Today we’d like to introduce you to Veronica Bouza.
So, before we jump into specific questions about what you do, why don’t you give us some details about you and your story.
I am a cinematographer.
Although I grew up right in the heart of the industry – in the Hollywood Hills – I did not become enthralled with cinematography until I moved to Chicago for undergrad at DePaul University. Throughout my early years at DePaul, I spent many days running around the city with a camera admiring the architecture, the individuals and the changing seasons around them. I analyzed the variations in lighting around the city – I was intrigued by how I could use the cityscape to shape and create light to build my own visual story.
While in school, I started freelancing as a set electrician and was accepted into the lighting union IATSE 476. I had the opportunity to work on shows such as Chicago PD and Chicago Fire. I graduated DePaul in 2014 and a year later, I was working on a movie where I met Amy Vincent, ASC (American Society of Cinematographers). For the run of the film, I worked as her camera production assistant. With her mentorship, I made the decision to move back to Los Angeles and transition into the camera department.
As an assistant in LA, I was accepted into the camera union IATSE 600. From 2015-2018, I was fortunate enough to work on numerous tv shows and features including Major Crimes, Jane the Virgin and Lucy in the Sky, which stars Natalie Portman and Jon Hamm and comes out shortly.
A big moment came in 2018 when I received an invitation to the ASC awards, a special ceremony recognizing the best work in cinematography. I sat at the Zeiss table with a group of woman cinematographers. It was surreal to sit in the far back corner of the room admiring mentors, peers and individuals I hoped to someday meet. That night Alan Caso, ASC accepted a career achievement award – and during his speech, he signaled to our table to stand up. All of the eyes in the room were on us. He closed his speech with “Let’s not only kick some doors for members of minority groups – but also let’s uninstall them for good.”
Walking home that night, I decided to apply to the American Film Institute masters program for cinematography. AFI is a distinctive two-year program that has been a stepping stone for many ASC members and filmmakers who want to take the next step in their career. This opportunity would allow me to focus solely on cinematography as a storytelling tool.
Fast forward and I am in my last year at AFI as a cinematography fellow. It has been a gratifying experience. I will graduate in the summer of 2020 and I am looking forward to what lies ahead.
Overall, has it been relatively smooth? If not, what were some of the struggles along the way?
Working my way up as a freelancer was not a smooth road, but I was so fortunate to have support from mentors – especially women in the industry.
One of the bigger obstacles has been building confidence to shoot. There is no straight path to becoming a cinematographer, so it was a struggle to understand how to achieve this goal. At some point, you need to follow your vision and remind yourself of the dream and ultimate goal. Understanding my clear path has made this journey even richer, and obstacles and challenges have become more about the process and raising my personal bar.
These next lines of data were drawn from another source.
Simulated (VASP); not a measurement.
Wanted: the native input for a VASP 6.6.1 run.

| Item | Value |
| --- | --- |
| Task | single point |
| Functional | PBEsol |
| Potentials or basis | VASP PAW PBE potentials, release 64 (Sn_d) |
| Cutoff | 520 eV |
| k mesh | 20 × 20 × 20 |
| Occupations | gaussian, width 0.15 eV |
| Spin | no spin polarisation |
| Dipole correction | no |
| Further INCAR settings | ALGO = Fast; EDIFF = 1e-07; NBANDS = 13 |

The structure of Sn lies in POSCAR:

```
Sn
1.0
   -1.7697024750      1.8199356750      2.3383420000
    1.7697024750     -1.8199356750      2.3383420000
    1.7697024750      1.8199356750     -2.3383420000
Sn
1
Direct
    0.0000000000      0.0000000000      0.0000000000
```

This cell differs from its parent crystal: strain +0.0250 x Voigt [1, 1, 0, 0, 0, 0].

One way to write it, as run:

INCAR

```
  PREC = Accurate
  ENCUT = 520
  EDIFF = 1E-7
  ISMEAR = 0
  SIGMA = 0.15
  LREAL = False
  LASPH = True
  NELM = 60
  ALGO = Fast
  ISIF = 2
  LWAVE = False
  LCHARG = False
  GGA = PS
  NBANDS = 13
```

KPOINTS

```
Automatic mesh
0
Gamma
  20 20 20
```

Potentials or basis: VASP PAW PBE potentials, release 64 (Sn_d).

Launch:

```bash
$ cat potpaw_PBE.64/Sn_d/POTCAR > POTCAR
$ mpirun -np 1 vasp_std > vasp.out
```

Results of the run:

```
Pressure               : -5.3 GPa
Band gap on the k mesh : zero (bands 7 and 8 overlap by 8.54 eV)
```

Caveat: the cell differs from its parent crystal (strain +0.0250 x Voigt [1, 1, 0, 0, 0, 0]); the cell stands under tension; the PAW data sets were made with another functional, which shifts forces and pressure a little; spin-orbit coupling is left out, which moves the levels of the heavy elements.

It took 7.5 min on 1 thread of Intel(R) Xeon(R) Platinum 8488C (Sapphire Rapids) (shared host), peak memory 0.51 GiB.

This summer I shot a short film with a fluctuating crew every day due to the production company’s budget constraints. Since I knew exactly what my end goal was from a creative standpoint, I was able to maximize the skills of my new crew each day and complement their various talents. Bringing confidence and clarity to a situation enhances the overall team experience for everyone, and this experience definitely validated that belief.
What do you do, what do you specialize in, what are you known for, etc. What are you most proud of? What sets you apart from others?
Cinematography is the art of turning a concept into a physical medium that evokes the emotions derived from a story. The beauty of cinematography is that there is no absolute method of creating a visual representation of the human experience. Cinematographers have the remarkable ability to examine a space and transform it into a desired look and feel. In this collaborative process, a character is brought to life.
As a visual storyteller, I bring diverse characters to life and I am very proud of that. This is incredibly important to me as a woman and minority in a field that is striving to be more inclusive each day. I enjoy the challenge of being versatile and allowing the story to guide the visual design. I am more intrigued by the story itself than a specific genre – and this is something that sets me apart from other cinematographers.
What is “success” or “successful” for you?
We all have the opportunity to create our own measures of success. With hard work and determination, opportunity meets preparation. My plan is to remain persistent and proactive, always with an optimistic attitude.